That’s important because as the Brooke case was being decided, a middle-aged jack-of-all-trades arrived in Mary-Land. During the next decade Jacob (sometimes called John) Lumbrozo was a doctor, lawyer, planter, innkeeper, wolf-hunter, and somewhat of a wolf himself, according to court cases, of which there were many. He had been financially successful in Portugal and Amsterdam. He was also Jewish.
When Lumbrozo gave legal help to neighbor John Hammond, Hammond refused to pay what he owed and said (according to Lumbrozo), Let’s make a deal: You can have sex with my wife. Hammond denied that, sued Lumbrozo for defamation, and won the case against “ye Jew doctor.” Lumbrozo had to pay 5,000 pounds of tobacco, worth about $10,000.

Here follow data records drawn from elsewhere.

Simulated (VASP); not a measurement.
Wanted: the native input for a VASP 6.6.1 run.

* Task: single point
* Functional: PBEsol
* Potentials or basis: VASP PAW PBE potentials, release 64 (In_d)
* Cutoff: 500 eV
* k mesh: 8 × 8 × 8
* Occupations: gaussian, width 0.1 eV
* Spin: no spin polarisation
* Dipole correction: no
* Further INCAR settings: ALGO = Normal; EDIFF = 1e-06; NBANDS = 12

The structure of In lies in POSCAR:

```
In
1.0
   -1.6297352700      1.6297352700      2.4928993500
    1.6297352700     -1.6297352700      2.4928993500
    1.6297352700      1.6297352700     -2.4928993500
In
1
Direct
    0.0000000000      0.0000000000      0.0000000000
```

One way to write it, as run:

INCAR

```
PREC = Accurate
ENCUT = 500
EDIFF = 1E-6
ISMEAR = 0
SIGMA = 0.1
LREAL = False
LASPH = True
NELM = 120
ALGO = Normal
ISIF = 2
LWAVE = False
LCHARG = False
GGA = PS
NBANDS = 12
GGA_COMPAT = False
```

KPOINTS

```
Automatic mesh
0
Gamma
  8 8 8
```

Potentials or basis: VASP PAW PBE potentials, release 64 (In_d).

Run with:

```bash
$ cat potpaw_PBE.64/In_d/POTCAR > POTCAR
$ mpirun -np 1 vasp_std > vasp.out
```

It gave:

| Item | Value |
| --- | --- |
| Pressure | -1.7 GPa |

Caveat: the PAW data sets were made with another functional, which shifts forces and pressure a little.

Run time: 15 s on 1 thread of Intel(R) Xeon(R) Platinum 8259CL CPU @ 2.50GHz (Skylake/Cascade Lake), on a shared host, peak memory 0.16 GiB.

It wasn’t unusual for landowners to have sex with servants. In 1663 Lumbrozo employed Elizabeth Wieles, 22, a recently arrived immigrant from England. If her situation was typical, she headed across the Atlantic because few things had gone right for her at home. She was probably destitute and without parents or siblings who wanted her around.
Until abortion became common, the general prohibition on murder seemed sufficient.
In one sense Mary-Land was a patriarchy, but Monica Witkowski threw new light on social relationships in her 2010 Marquette University dissertation, “‘Justice Without Partiality’: Women and the Law in Colonial Maryland, 1648-1715.” Witkowski wrote that the women she studied exhibited “a sophisticated understanding of the legal workings of the colony. Many colonial women also understood how to manipulate the legal system to procure a more favorable outcome.”
IN THAT LIGHT I STUDIED Maryland archival records about what a neighbor of Wieles, George Harris, told a Charles County jury on June 29, 1663: He said Wieles had told him two weeks earlier that Lumbrozo “tooke her to bed and had layne with her whether shee woold or no, whearof before shee coold Consent to ly with him hee tooke a booke in his hand and swor many bitter oaths that hee woold marry me.” The book he allegedly swore on was probably a Bible.
Premarital sex was not unusual in many of the colonies. One advice manual for young women did not say “no sex before marriage.” It said do so if you wish, but only if you have a signed statement from the man pledging marriage. Wieles gave in before getting Lumbrozo’s word in writing. Then he backed away. The dispute may not have ended up well for Wieles—but, having probably learned about the Brooke precedent, she played an ace, telling fellow servants and others she had become pregnant and Lumbrozo had pushed her to abort.
Wieles supplied no evidence of that. While purportedly pregnant she told no one about it. No one ever saw an aborted child. In any event the child had not quickened: She told several people that after Lumbrozo gave her an abortifacient she expelled a blood clot. On June 27, even though no law specifically declared abortion to be an offense, Charles County jurors indicted Lumbrozo for a felony based on his servant’s “publick Confession tht she was with Child by Lumbrozo and that hee did give her phisick to destroy it.”
So much for the Justice Blackmun supposition that common law allowed abortion and that, at least before quickening, it was not an indictable offense. But let’s also bury the notion that the law was inhumane toward women. Wieles still wanted what Lumbrozo had promised, marriage. She wanted it so badly that she apparently made a deal with her employer: She would say she had lied, and he would marry her.